The article begins with a very odd and revealing moment on the campaign trail and also covers Rudy's dunce-hatting of Rep. Ron Paul (R-TX) at the first Republican Presidential debate. Not to be missed, if you really want to know why New Yorkers were glad when Mayor Giuliani finally -- after suspending the election of his successor on his own edict -- left the job.

I'm not sure what it will take to dislodge the current lazy mainstream media story that Rudy was the hero of 9/11 (read the article to learn more reasons why not), but meanwhile former Vice President Al Gore has a new book out about the fundamental cracks in our democratic discourse, The Assault on Reason, and the old lazy mainstream media story about him being, uh, too smart has again reared it's Medusa-like head. Per Paul McLeary at the Columbia Journalism Review:

Milbank gives us an account of a recent speech by Gore that reads almost like a parody of everything we read about the candidate back in '00.

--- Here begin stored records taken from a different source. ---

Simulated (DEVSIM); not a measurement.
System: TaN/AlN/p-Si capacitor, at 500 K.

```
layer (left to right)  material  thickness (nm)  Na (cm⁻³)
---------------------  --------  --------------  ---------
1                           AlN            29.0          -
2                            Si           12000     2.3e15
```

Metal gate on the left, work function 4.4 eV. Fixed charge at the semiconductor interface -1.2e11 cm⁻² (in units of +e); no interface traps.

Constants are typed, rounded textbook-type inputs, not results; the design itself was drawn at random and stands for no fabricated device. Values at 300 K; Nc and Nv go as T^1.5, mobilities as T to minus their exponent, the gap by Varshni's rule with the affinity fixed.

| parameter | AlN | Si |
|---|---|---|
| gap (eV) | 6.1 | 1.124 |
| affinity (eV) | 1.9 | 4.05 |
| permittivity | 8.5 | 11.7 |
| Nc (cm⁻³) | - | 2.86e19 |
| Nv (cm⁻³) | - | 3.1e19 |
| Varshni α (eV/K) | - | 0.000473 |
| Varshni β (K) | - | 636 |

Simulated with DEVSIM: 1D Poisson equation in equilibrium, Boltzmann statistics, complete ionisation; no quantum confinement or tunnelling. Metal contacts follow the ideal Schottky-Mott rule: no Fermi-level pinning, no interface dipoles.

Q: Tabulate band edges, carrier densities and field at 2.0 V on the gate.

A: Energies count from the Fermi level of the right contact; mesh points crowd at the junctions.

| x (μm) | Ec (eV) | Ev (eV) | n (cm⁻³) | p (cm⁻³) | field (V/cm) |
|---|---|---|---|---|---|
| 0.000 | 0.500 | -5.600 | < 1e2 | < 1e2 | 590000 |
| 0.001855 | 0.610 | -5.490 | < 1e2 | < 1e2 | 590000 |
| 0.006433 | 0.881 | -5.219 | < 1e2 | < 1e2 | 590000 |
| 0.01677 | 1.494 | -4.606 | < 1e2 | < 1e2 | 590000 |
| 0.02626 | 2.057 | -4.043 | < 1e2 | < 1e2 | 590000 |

Milbank said that during the speech, Gore "waxed esoteric," "waxed erudite," and "waxed informed," as if these might be bad things to have happen during a speech. Milbank then quotes several audience members who gush over how smart Gore is, concluding that "therein lies a problem for the Gore '08 bubble." Can't be too smart, now, or else you'll look like an egghead, right?

G*ddamn America and its anti-intellectualism.

Remember what happened when we didn't go for smart?